The three of us were practicing torero de salón on the baseball diamond of a middle school in Alpine, California. Cooney, founder of the California Academy of Tauromaquia, was "running the horns" with his student, Poon, a Singaporean novelist. She lured him, rippling her capote as she taunted, "Ha!" Cooney held the ayuda (sword) like horns above his head. He charged in slow motion into the magenta cape that Poon swept away in a graceful veronica arc, always just out of reach.

All photos by the author

"The basic technique of torero," Cooney explained, using the Spanish term for bullfighting, "is that you want to have one part of the cloth closer to the animal than your body. To the animal, I'm a shape, and this capote is part of me. They are going to charge whatever is closest."

A matador may have fought in a thousand matches, but whenever a bull rushes into the arena, it is always for the first time. The lidia, or bullfighting sequence, only works if the bull is naive. The matador must learn to exploit the animal's instincts.

"The bull rapidly learns the distinction between tools in your hands and the intelligence behind it," Cooney noted. By the end of the approximately 15-minute-long lidia, the bull has been pierced in the shoulders by lances and colorful barbed sticks called banderillas. At that point, Cooney continued, "99 percent of bulls understand full well that you, the human with the two legs, is the engine of this disaster. That's when they become incredibly dangerous. And yet, their reactions are so quick, that even when they've made that realization, they can still be tricked into charging the fabric. You can even see the regret in their expression sometimes: Ah, I did it again. I fell for it again."


Throughout the lesson, the instructor shifted effortlessly between the mind of the matador and the mind of the bull. "If there was truly something cruel about bullfighting, it would be the separation of the animal from the herd and releasing it into an enclosed area," he said. "That really freaks them out. So even animals that are not brave will charge because they are afraid. But a portion of these animals are truly courageous. You feel it in the way they charge. The bull is charging from a position of strength. He's saying, 'You're disgusting. I hate you. I'm going to clear you from the face of the earth.'"

Modern bulls are bred to be brave. "They charge from birth," Cooney maintained. "I've been charged by an animal still covered in placenta. They can walk almost immediately, and their first reaction to danger is to attack."
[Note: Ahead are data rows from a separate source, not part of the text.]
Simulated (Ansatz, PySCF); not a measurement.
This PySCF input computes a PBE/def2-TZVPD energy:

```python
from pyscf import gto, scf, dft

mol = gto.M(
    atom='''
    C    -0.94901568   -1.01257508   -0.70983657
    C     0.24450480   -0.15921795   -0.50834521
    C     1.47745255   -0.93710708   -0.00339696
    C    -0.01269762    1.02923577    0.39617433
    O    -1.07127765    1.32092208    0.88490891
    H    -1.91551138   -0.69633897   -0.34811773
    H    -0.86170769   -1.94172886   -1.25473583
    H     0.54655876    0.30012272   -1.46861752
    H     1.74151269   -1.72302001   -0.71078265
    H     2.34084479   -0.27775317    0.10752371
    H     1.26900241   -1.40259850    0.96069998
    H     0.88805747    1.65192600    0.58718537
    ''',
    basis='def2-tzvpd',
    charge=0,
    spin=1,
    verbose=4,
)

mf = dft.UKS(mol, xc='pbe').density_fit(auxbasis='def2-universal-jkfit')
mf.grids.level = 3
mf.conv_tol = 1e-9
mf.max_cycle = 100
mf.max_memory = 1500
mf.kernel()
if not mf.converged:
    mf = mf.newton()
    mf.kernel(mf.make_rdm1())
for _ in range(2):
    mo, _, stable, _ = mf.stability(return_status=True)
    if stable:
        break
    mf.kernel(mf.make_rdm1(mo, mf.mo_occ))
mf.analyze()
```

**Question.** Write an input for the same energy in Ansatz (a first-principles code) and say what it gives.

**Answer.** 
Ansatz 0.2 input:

Fighting bulls are also bred to be fixated on movement. So much so, Cooney insisted, that "you can actually torear with your bare hand. It's very hard, because it's a very small target, but you can do it."

We practiced all afternoon swinging the capote, making concentric circles in the dirt with hypnotic repetition.

"My greatest challenge with adult students," Cooney observed in a soft critique, "is that they tend to do all kinds of extra motions. Most of the training work for me is just to eliminate extraneous motions. Children don't have that problem. Still, with enough time and money, I can make just about anybody into a bullfighter."


Most of Cooney's students have been wealthy amateurs. There was the man who wanted to kill a bull on his honeymoon in France. There was the CEO who had his secretary trained as well, so that he would always have someone to run the horns for him. There was an Irish adrenaline junky who, after years of training, progressed to fighting professionally in Spanish arenas.

Wena Poon was an anomaly. The novelist had been commissioned to write a fiction piece about a female bullfighter and needed to train in order to understand her protagonist better. "I had all these typical urban hipster preconceived notions about bullfighting," she confessed, "but until you put yourself in the arena, it's so easy to misunderstand. If you watch a bullfight on TV, you wonder why the matadors are always spitting. You think they're just trying to be macho, but when I was actually in the ring, I realized that they have to spit. Your mouth fills with sand every time the bull makes a pass."

"I didn't notice you spit," Cooney remarked.

"I spit very discreetly," Poon demured, "because I'm a girl."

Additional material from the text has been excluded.